Overview

In post Apache Spark. Application concepts we went over some basic but core concepts associated with Spark. In this post, we will introduce the most basic abstraction in Spark namely the RDD (or the Resilient Distributed Dataset) [2]. Although, modern applications most likely will be using the DataFrame and/or DataSet APIs, still the RDD data structure is what lies underneath the latter two and therefore always useful to know. Moreover, in this post we will see how to create a Spark RDD within a Scala application. As we will see, there are various methods to create an RDD in Spark. The following example is taken for Spark by {Examples}.

You can find the example snippets at Computational Statistics with Scala.

The RDD abstraction

The RDD is perhaps the most basic abstraction in Spark. An RDD is an immutable collection of objects that can be distributed across a cluster of computers. An RDD collection is divided into a number of partitions so that each node on a Spark cluster can independently perform computations. There are three concepts associated with an RDD [2]:

Dependencies
Partitions
Compute function

Partitions provide the ability to split the work and therefore to parallelize computation across executors. The compute function produces the data that will be stored in the RDD. Finally the dependencies, inform Spark how an RDD is constructed. This allows for RDD resiliency as Spark, if needed, is able to recreate the RDD from the dependencies [2].

Now that we have a very simplified overview of what an RDD is, let's how we can create one.

Create Spark RDD with Scala

There are two main methods available in Spark to create an RDD:

SparkContext.parallelize method
Read from a file

The first method is illustrated in the code listing example below

package train.spark

import org.apache.spark.SparkContext
import org.apache.spark.SparkContext._
import org.apache.spark.SparkConf

object CreateRDD {
  def main(args: Array[String]) {

    val conf = new SparkConf().setAppName("Hello Spark RDD")
    val sc = new SparkContext(conf)

    val data = Array(1,2,3,4,5,6,7,8,9,10)
    val rdd = sc.parallelize(data)
    rdd.foreach(println)

    println("Number of Partitions: "+rdd.getNumPartitions)
    println("Action: First element: "+rdd.first()) 
  }
}

Running the application produces something like the following

3
6
1
8
9
2
7
4
5
10
Number of Partitions: 4
Action: First element: 1

Note the the output may be different as it depends on which thread is accessing the standard output first. Note that the application above has to create a SparkContext first before we are able to create an RDD.

Remark

Creating a SparkContext is not necessary when we use the Spark shell as one such object is already created for us.

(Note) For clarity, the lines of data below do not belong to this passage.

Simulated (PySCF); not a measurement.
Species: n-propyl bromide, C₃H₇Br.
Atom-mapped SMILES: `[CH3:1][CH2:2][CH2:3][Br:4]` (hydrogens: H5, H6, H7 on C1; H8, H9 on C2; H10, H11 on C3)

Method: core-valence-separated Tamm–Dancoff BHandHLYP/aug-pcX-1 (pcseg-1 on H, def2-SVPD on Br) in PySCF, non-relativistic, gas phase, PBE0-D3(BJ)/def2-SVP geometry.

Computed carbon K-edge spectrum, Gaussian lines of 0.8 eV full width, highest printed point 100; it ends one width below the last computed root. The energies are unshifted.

The second method is to read a file from disk. This is also shown in the snippet below.

package train.spark

import org.apache.spark.SparkContext
import org.apache.spark.SparkContext._
import org.apache.spark.SparkConf

object CreateRDDFile {
  def main(args: Array[String]) {

    val conf = new SparkConf().setAppName("Hello Spark RDD")
    val sc = new SparkContext(conf)

    // Should be some file on your system
    val csvFile = "/home/alex/qi3/learn_scala/scripts/spark/data/train.csv" 
    val csvRDD = sc.textFile(csvFile)

    println("Number of Partitions: "+csvRDD.getNumPartitions)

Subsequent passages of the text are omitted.